Tuesday, May 28, 2013

Internet Options

The growth of technology can be a difficult thing to follow, particularly the internet as it is changing and advancing almost constantly, however many of the older technologies that lead to the technologies we know now still exist and are still used. This means rather than replacing the things we need to know, technology is  just adding to them, and not only do we need to know what they are but what their order is in terms of how recent they are and how advanced they are. Thankfully when it comes to internet technologies this is fairly easy to follow based on price alone.

First is the PCI modem, better known as dial-up. This is often free, requiring only that you purchase a modem (this in itself is usually very cheap and can be purchased for around £10, depending what you buy and where you buy it from. This is usually the slowest type of internet connection and is the oldest, predating Google. This uses your phone line to connect you to the internet, which means that so long as you’re paying your phone bill you’re paying for your internet. This is the cheapest option and is considered to be highly economic as a choice. However because the internet is using your phone line you phone will be unavailable while you are online. Dial up is a great option for someone who wants but does not need internet – if you want to have access to the net but don’t want to be paying for what you aren’t using.

The second is DSL, this uses the same basic technology as Dial-up, given that it still uses your phone line however it will not keep your phone line engaged. This is sometimes known as the ‘always on’ connection and is for anyone who needs a more reliable internet connection. This is an asymmetric option, meaning that it supports different upload and download rates, at home you may know it better as ADSL (asymmetric digital subscriber line). This supports speeds in the region of 10MB download speed and is one of the most reliable connections available. If you care more about having a constant connection than speed and want something cost effective this is an ideal option.

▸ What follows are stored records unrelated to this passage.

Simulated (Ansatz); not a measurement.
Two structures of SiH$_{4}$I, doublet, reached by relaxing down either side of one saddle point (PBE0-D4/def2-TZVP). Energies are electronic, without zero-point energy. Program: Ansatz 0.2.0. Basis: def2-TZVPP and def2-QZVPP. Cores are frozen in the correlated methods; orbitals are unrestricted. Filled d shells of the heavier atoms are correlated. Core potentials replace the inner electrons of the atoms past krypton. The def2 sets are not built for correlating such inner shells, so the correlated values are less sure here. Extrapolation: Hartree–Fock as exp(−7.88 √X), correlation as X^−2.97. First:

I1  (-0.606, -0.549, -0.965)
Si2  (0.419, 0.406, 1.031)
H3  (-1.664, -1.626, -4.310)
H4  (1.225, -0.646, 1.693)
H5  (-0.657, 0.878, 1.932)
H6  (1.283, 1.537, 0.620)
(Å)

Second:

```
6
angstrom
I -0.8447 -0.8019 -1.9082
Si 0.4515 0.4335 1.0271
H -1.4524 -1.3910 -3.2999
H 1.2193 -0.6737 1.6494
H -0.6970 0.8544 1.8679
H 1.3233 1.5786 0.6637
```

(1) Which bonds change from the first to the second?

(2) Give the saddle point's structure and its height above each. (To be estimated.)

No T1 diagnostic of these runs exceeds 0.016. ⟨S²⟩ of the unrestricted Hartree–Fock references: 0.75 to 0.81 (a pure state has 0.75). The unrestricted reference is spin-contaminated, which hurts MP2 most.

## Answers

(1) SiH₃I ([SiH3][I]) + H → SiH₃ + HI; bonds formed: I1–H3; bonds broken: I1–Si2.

The third is cable, though there are two types of cable. First there is coaxial; this is what you commonly see used by cable TV and is a very popular choice for data communications. This is a flexible option that can be designed to suit the individual needs of the user, as the features of the cable will be impacted by the materials used to construct the cable. This is a mid-priced option as well as a reliable one, generally using a copper wire surrounded by copper mesh conductor to transmit data. This is a very efficient method for data transfer across distances at higher speeds (making it a good choice for businesses). There is also fibre-optic, a much more recent addition to the cable options. An optic fibre connection uses specially designed material in strands as thin as human hair to communicate data, this is using optical signals rather than electrical signals which allows for much higher speeds. This is ideal for high speed connections particularly over long distances and is becoming a much more cost effective option.

The fourth option is wireless, because of portability, speed and reliability this is one of the most popular options. Wireless uses radio frequency to transmit data and can be accessed from anywhere so long as there is a WiFi adaptor located within a network coverage area and attached to your device. This is the technology that most already know about and are familiar with due to its current popularity.